Long Island Railroad History
The Long Island Railroad history goes back to 1834,
the year that the train first came into action.
Since then, the commuter train has continuously been in business and is the oldest and busiest train in this country that still goes by it's original name and charter. When the LIRR first began it's route, Long Island was mainly flat land and fishing villages and had a population of 35,000.
The Long Island Railroad was created to link New York, Philadelphia, and Boston via rail-ferry-rail.
The plan was for the train to travel out to the North fork of Long Island. From there passengers would take a ferry to Connecticut and then get on another train through Providence and Boston.
In the early days the route was successful, however the train went bankrupt after 5 years due to the fact that tracks were layed over the Connecticut shoreline, which was believed to be impossible.
LIRR's original purpose became no longer relevant. The LIRR realized that they could only surive if they focused on local commuter service and they started to create more trackwork to be closer to the communities of Long Island.
Eventually the LIRR became one of about 30 trains competing for the Long Island market. The LIRR worked to create lines throughout the many towns and villages.
By 1850 there was one branch: from Mineola to Hicksville. However, progress was slow to create new branches and there was heavy competition from other railroad companies. Eventually one train emerged from all the competition: The "Long-Island Rail-road Company". The commencement of this train was May 13, 1846.
Technology was not so advanced back then, and there were derailments.
Even after the consolidation of trains into "The Long-Island Rail-road Company", the LIRR went into receivership in 1879. However, things looked up when Austin Corbin became president of the LIRR in 1880. He was able to turn the state of the LIRR around.

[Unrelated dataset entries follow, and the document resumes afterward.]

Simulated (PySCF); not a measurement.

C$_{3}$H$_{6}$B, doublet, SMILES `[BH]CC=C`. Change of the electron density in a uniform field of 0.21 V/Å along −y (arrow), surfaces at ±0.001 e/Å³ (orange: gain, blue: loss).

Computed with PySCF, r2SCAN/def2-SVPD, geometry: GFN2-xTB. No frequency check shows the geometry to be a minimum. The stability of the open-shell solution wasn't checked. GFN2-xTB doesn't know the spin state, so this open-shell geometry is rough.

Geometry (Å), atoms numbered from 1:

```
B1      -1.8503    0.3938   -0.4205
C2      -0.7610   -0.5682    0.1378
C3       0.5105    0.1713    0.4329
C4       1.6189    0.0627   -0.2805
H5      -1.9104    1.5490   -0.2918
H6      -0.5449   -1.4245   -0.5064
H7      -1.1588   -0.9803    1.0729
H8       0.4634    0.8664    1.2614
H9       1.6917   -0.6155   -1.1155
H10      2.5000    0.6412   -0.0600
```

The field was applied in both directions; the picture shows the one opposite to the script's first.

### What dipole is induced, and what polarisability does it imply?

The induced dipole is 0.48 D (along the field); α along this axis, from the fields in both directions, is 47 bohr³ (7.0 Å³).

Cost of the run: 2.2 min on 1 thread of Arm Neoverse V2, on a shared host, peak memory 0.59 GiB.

During this time commuters were able to cross the east river by riding a ferry. Austin Corbin was able to get the state's permission to enter the Manhattan from the east and the Pennsylvania Railroad, a railroad giant, was able to finance the operation. The Long Island Railroad became part of the Pennsylvania Railroad.
From the merge, the construction of Penn Station in New York City began. It was completed in 1910. New York City was considered a central location and was chosen as the site where Penn Station would be built. This was to allow travelers easy access from Long Island to Manhattan and New Jersey and back.
As a result of the commuter trains travelling through Long Island, new communities along the route were developed and houses and property were built.
The railroad was able to transport goods and supplies east and west and the Long Island economy benefited from this. Trains ran all the way from Montauk to Manhattan.
Long Island Railroad History - Great Depression
Then in the 1920's the depression hit. The introduction of the subway into Jamaica stole many of the passengers from the LIRR and tracks were abandoned. In addition, the development of the automobile took hold. During these times the railroad wasn't so busy.
But during the war years, the railroad because busy again. However, the trains because overburdened with the transport of defense materials. And since ticket prices hadn't changed since 1918, the train became bankrupt in 1949.
After the war, people became used to driving cars to get around. Trains could not not keep up with the times and there were many safety concerns with the LIRR.
In the mid 60's, New York State bought the Long Island Railroad from the Pennsylvania and the MTA was created. As a result, the financial state of the LIRR was turned around and brought back to life.
The Long Island Railroad has come a long way since the early days. The MTA spent 2.1 billion dollars between 1982 and 1991 to completely rebuild the railroad.
Renovations and upgrades to maintain and improve the railroad are ongoing. The train has created many jobs and thousands of commuters rely on the train for their daily commute.
The Long Island Railroad history plays a huge part in the development of Long Island's economy. We have come to rely on the train to get around the Island and head to Manhattan. The train has continued to provide reliable service to all of Long Island.